Your Pasta Proportions

The friendliest place on the web for anyone that enjoys cooking.
If you have answers, please help by responding to the unanswered posts.

Russell

Senior Cook
Joined
Aug 24, 2004
Messages
395
Location
New Jersey, USA
My grandma gave me her pasta machine that was her great aunts. I used to use one egg to 1 cup flour, but my great great great (?) aunts recipe.75 cups flour with one egg
 
Pasta proportions

Classic proportions for egg noodles are 1 large egg per 1/2 cup flour - no salt, no oil. (This is what I use but then some additional flour is incorporated during kneading)

Sounds old so is it a manual one? I have a marcato hand cranked pasta machine. I makes spaghetti or fettuccine. I also have the angel-hair cutting attachment and a ravioli attachment.

For fettuccine I use all-purpose unbleached white but for spaghetti or angel hair I use white bread flour since it seems to cut better (the strands don't stick together).

This site has instructions - scroll to the bottom for hand cranked machines
Making Homemade Pasta
 
yeah its a hand crank, and it works quite well. It can make fettuccini (sp) and linguini and ravioli and lasagna noodles and stuff like that. The first time i made pasta, a hand rolled it and hand cut it. it was hard
 
hi miguzigoldfish

does it have a ravioli attachment like the one in this picture?
If yes, do you use it? I always had trouble with mine and kinda gave up on it. If you use it successfully, please give me some hints. TIA
 
Its like, you take the pasta sheet putmeat every inch and a half fold it over, then place it through, and depending on if you have the meat (or cheese) placed correctly they will come out perfect.
 
Those ravioli makes are really kind of messy. I use my Kitchen Aid to make the sheets. I use ravioli molds. They are much easier and cleaner to use. You just put a sheet of dough on the tray, then take the top mold and just tap in top of the dough gently to make the shape, then take it off and fill the holes. Once you fill the holes with filling you lay the second sheet on top and roll your rolling pin over the edges and remove the raviolis. These are great. I ended up throwing away the ravioli maker that you put the sheets in and then the filling. I really do think they are very messy, especially if you make a mistake or put a little too much filling in.
 
ravioli attachment for hand pasta machine

re using a ravioli attachment for hand pasta machine

Thanks to cookienut who wrote
Those ravioli makes are really kind of messy... I ended up throwing away the ravioli maker that you put the sheets in and then the filling. I really do think they are very messy, especially if you make a mistake or put a little too much filling in

You made me feel a lot better. At least now I know its not just my ineptitude.
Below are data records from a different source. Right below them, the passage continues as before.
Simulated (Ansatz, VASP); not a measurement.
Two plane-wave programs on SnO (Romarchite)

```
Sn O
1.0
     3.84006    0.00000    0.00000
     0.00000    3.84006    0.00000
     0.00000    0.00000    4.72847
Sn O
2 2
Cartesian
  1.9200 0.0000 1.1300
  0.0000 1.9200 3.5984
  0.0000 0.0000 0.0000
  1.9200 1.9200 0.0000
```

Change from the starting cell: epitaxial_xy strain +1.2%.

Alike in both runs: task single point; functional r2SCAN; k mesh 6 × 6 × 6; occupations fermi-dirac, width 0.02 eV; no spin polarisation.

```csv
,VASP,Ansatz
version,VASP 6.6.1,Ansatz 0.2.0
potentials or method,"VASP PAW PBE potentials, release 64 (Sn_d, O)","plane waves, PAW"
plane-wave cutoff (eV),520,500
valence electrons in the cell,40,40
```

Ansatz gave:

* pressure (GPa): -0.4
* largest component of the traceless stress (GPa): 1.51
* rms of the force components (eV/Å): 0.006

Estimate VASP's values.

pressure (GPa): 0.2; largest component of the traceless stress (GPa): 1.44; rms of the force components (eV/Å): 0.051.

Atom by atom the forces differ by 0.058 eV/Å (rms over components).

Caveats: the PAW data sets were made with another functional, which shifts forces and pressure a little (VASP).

I had the same experience. It just takes too much coddling to get it to work properly. I'll try a ravioli mold and use the machine to make the sheets.
 
A couple of years ago I set out on a quest to find "THE" definative classic/authentic recipe for pasta. What I discovered was that there is no such thing as such! It depends on the region, the village, the street, and the grandma that was making it - and what she was making it for since she might use a basic recipe for noodles but add an extra egg yolk for lasagna or ravioli, or maybe add a little oil, or replace the eggs with water, or if she didn't have enough eggs she might add a little water, etc. I think I narrowed it down to about 27 authentic/classic basic recipes. ARRGH!!!

As for the ravioli attachment subfuscpersona mentioned for the hand-cranker you have .... I have read some war stories about it. It's a matter of learning how to use it - you'll just have to experiment with it and figure out it's quirks. As for me - I just make them by hand ... not as neat and pretty but they work.